Lawsuit alleges Apple biometrics infringe patents, claims against Amazon sent to arbitration

Lawsuit alleges Apple biometrics infringe patents, claims against Amazon sent to arbitration

Apple is being sued in a patent dispute by Gesture Technology Partners for allegedly violating five patents related to mobile phone cameras with its Face ID biometrics, according to a report by AppleInsider.

The suit has been filed in the Western District of Texas, which has been identified as the newly-favored jurisdiction for non-practicing entities (or ‘patent trolls’) by industry organization Patent Progress.

Gesture Technology has also filed suits against Samsung, Huawei, LG and Lenovo, a Google search reveals, each of which also manufacture mobile phones with native face biometrics. The company’s founder, Dr. Timothy Pryor, holds five patents in the U.S., which he says are violated by Apple’s Smart HDR, picture facial recognition, optical image stabilization and other features. The patents cover ‘Camera Based Interaction and Instruction’ and ‘Camera Based Sensing in Handheld, Mobile, Gaming, or Other Devices,’ among other inventions.

Apple previously had a working relationship with Dr. Pryor, according to the filing, purchasing a ‘multi-touch’ patent portfolio from him in 2010. Dr. Pryor claims to have approached the company about licensing the patents in question, and corresponded with it, but says the company took no steps to avoid infringing the patents anyway.

Two-thirds of potential biometric data privacy class action against Amazon sent to arbitration

A federal judge in Illinois has sided with Amazon in sending two biometric privacy lawsuits to arbitration, Law360 writes, but a decision in a third case involving a minor is still pending.

The claims under Illinois’ Biometric Information Privacy Act (BIPA) allege that the plaintiffs’ voice biometric data was collected and processed by Amazon’s Alexa service without meeting the Act’s informed consent requirements.

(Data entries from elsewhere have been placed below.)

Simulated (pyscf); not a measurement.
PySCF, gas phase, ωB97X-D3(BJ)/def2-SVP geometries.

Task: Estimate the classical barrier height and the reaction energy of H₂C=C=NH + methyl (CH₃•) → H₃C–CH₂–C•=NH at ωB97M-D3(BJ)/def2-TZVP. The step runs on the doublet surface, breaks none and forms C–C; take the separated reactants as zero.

U.S. District Judge Franklin Valderrama sided with Amazon that the plaintiffs had in fact consented to the company’s terms of use, which have included binding arbitration conditions and class action wavers since 2011. Their purchases of goods from the online retailer represent consent, as a notice to that effect is provided during the purchase process.

Valderrama says he requires more information before determining if the same judgement applies to the daughter of one of the two plaintiffs now facing arbitration. That matter is a question of state law on equity, not contracts, according to the judge.

Amazon had asked for the claims to be dismissed or sent to arbitration.